One of the talking points that was seemingly least divisive between players and owners during CBA negotiations was the expansion of the designated hitter to the National League. That was one of the first changes that they appeared to agree upon, and now that they’ve finalized it, the concept of pitchers hitting in MLB games is all but officially dead (aside from mid-game DH removals and two-way outliers like Shohei Ohtani).
Obviously as an AL team, the Yankees have only dealt with pitchers hitting in interleague and World Series games during the past couple decades. However, they obviously played several decades before the institution of the DH in the AL in 1973. While, having been raised on AL baseball, I don’t lament this change, it is unquestionably the end of an era.
Now that it won’t happen ever again (excluding some sort of truly bizarre occurrence), let’s dig back through the history books and remember some of the best hitting performances by pitchers in Yankees’ history.
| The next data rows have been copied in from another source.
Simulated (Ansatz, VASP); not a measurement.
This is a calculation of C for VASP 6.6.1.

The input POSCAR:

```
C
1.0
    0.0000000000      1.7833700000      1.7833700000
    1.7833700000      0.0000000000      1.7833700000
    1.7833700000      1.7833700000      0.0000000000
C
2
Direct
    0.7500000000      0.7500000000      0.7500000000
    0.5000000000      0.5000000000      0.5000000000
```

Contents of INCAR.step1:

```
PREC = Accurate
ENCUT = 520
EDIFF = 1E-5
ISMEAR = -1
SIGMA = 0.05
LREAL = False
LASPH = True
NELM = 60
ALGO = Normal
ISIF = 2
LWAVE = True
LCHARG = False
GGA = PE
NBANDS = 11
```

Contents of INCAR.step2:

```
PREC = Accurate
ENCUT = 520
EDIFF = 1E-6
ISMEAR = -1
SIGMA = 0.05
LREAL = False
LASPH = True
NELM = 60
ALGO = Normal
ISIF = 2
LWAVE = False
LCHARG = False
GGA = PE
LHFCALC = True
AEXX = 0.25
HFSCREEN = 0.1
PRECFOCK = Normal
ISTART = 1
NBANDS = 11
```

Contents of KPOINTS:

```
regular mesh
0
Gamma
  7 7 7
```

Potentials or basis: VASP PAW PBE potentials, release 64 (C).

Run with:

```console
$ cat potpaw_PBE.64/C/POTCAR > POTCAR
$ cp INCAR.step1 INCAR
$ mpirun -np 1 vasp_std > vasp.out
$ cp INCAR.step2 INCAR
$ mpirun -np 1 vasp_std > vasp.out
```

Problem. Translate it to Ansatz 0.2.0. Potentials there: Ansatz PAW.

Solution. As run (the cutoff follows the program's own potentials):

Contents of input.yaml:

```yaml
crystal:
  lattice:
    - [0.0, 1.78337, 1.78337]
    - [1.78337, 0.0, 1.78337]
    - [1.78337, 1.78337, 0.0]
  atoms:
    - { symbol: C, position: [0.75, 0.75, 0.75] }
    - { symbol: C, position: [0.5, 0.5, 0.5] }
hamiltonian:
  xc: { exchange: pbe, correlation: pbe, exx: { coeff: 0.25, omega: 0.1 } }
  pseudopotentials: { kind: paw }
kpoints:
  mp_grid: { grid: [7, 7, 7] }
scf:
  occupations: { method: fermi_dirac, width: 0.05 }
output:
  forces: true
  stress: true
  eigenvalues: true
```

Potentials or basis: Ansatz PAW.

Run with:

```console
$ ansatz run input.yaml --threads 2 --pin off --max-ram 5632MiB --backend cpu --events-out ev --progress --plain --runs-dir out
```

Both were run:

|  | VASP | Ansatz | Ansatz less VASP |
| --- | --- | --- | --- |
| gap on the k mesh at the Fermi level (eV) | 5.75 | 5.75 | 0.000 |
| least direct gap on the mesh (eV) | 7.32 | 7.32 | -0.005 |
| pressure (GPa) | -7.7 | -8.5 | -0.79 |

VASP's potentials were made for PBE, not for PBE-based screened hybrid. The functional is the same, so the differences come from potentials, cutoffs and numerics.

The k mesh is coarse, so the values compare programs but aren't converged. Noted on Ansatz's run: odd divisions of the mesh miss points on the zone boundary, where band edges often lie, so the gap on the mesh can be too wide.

On three occasions, a Yankees pitcher has hit more than one home run in a game. Spud Chandler did so on July 26, 1940, driving home six runs in a win over the White Sox. The other two occasions came from the same man, Red Ruffing, once in 1930 and once in ‘36. Ruffing hit 36 career long balls (third most all-time for regular pitchers) and had the reputation as one of the best hitting pitchers of all time. He was also used as a pinch-hitter over 200 times over his career.
However, maybe the most famous pitcher home run in Yankees’ history came from a man who was decidedly not a good hitter. Mel Stottlemyre had a .436 OPS for his career, which was good for a 28 OPS+. Yet on July 20, 1965, he came to the plate with the bases loaded, and managed to split the Red Sox outfielders, who had been playing shallowly, with a line drive that made it to the wall. He was waved all the way around and made it home safely for an inside-the-park grand slam. The homer also proved decisive, as it put the Yankees up 6-1 in a game they eventually won, 6-3.
Despite me saying that Stottlemyre wasn’t a great hitter, he did have at least one other notable hitting game. His five-hit performance on September 26, 1964 is tied for the most hits in a game by a Yankees’ pitcher, equaling performances by Hank Johnson and Johnny Murphy (normally a relief ace, and on the right in the above photo).
In terms of impact on a game, Ruffing tops that list, having had one game where he had a +0.786 Win Probability Added at the plate. On August 18, 1931, with the Yankees down to their last out, Ruffing hit a two-run home run, putting the Yankees up a run in the top of the ninth. However, he allowed a lead-off double in the bottom of the ninth and got removed. Lefty Gomez couldn’t hold onto the lead, and the Yankees eventually lost in extra innings.
We can also use Championship Win Probability Added to find out who had arguably the most consequential hit belongs to Vic Raschi. With the Yankees down 3-2 in the 1952 World Series, Raschi came to the plate in Game 6 in a 1-1 game in the seventh inning. With two outs and runner on second, he singled home a run, putting the Yankees up 2-1. The hit added +9.16 percent* to the Yankees’ World Series chances. The Yankees eventually won the game, 3-2, and then captured Game 7 to complete a championship-winning comeback.
*For those curious, Andy Pettitte’s game-tying RBI single against Cole Hamels in Game 4 of the 2009 World Series was worth +4.42 percent cWPA.
Raschi also leads another Yankee pitcher hitting leaderboard, having once recorded seven RBI in a single game. On August 4, 1953, Raschi went 3-4, driving home seven runs, including three on a bases-clearing double.
Of course, it would be remiss of me not to mention the funniest plate appearance by a Yankee pitcher.
On June 28, 2009, in an interleague game against the Mets, the Yankees let Mariano Rivera step to the plate. He had come in for the eighth inning with the Yankees up 3-2, and then in the top of the ninth, the Yankees had gotten to his spot in the lineup. The Mets intentionally walked Derek Jeter to load the bases for Mo, much to the Captain’s amusement.
Obviously wanting to keep their legendary closer in for the ninth, they let him go, and this happened against Mets closer Francisco Rodríguez:
It was one of just four career plate appearances by Rivera, and the only time he either reached base or recorded an RBI. It also happened to be the very same day that he recorded his 500th save.
Despite all these notable performances, one of the main reason that pitchers hitting is disappearing is that these type of games just don’t happen enough to be worth it. While some of these games would’ve been fun to see, I can’t say that I’m in mourning right now.